‘Credit recovery’ — after-school classes for failing students — is raising graduation rates by lowering standards, writes Erich Martel, a social studies teacher in Washington, D.C., on Education Gadfly.
In D.C. schools, a student who flunks a class with 120 to 135 seat-time hours can make it up with an 82- to 92-hour hour credit-recovery “class.” Students who need more teacher attention get less.
Rules ban homework. All assignments are completed during class time.
During the past two school years, students enrolled in different subjects were assigned to one teacher and grouped in a single classroom. In some cases, non-instructional staff members, such as counselors, were assigned to “teach” CR classes. The clear expectation of school officials responsible for these assignments was that students would spend most of their time completing work sheets with little active teacher instruction.
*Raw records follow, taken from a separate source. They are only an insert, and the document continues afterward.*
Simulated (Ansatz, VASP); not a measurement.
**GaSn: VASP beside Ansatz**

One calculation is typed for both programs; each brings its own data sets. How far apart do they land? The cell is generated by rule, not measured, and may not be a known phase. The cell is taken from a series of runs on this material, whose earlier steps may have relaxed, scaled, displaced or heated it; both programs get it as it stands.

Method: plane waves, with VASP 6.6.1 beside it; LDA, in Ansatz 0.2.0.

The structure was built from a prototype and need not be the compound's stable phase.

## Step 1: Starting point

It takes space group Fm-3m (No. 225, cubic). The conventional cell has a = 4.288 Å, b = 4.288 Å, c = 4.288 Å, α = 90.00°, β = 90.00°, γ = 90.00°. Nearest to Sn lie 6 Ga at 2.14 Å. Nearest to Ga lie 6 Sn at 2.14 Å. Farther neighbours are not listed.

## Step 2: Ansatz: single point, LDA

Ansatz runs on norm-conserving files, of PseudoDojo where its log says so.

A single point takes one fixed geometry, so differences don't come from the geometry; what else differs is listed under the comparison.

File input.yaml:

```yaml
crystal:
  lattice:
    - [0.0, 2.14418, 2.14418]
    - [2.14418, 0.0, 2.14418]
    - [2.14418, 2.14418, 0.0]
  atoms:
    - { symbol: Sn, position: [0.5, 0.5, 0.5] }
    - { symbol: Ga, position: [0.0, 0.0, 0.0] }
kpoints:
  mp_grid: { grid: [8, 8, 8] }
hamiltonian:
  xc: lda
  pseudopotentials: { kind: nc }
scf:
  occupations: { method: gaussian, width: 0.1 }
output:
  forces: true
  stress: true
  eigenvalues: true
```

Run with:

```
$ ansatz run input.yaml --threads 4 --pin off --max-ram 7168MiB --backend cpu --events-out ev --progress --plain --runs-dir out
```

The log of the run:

Many students were simultaneously enrolled in two courses, even though one is the pre-requisite for the other, as in math, Spanish, and French. Some students, mainly ELL/ESOL, were enrolled in as many as three English courses at the same time. CR teachers reported a range of direct and indirect pressure by administrators to pass students enrolled in these courses despite failing grades, extensive absences, and late enrollment.
Credit recovery undercuts the work ethic, while giving students an inflated sense of achievement, Martel writes.
The program is expanding rapidly across the nation. Students get diplomas; administrators get higher graduation rates. Community colleges get more remedial students.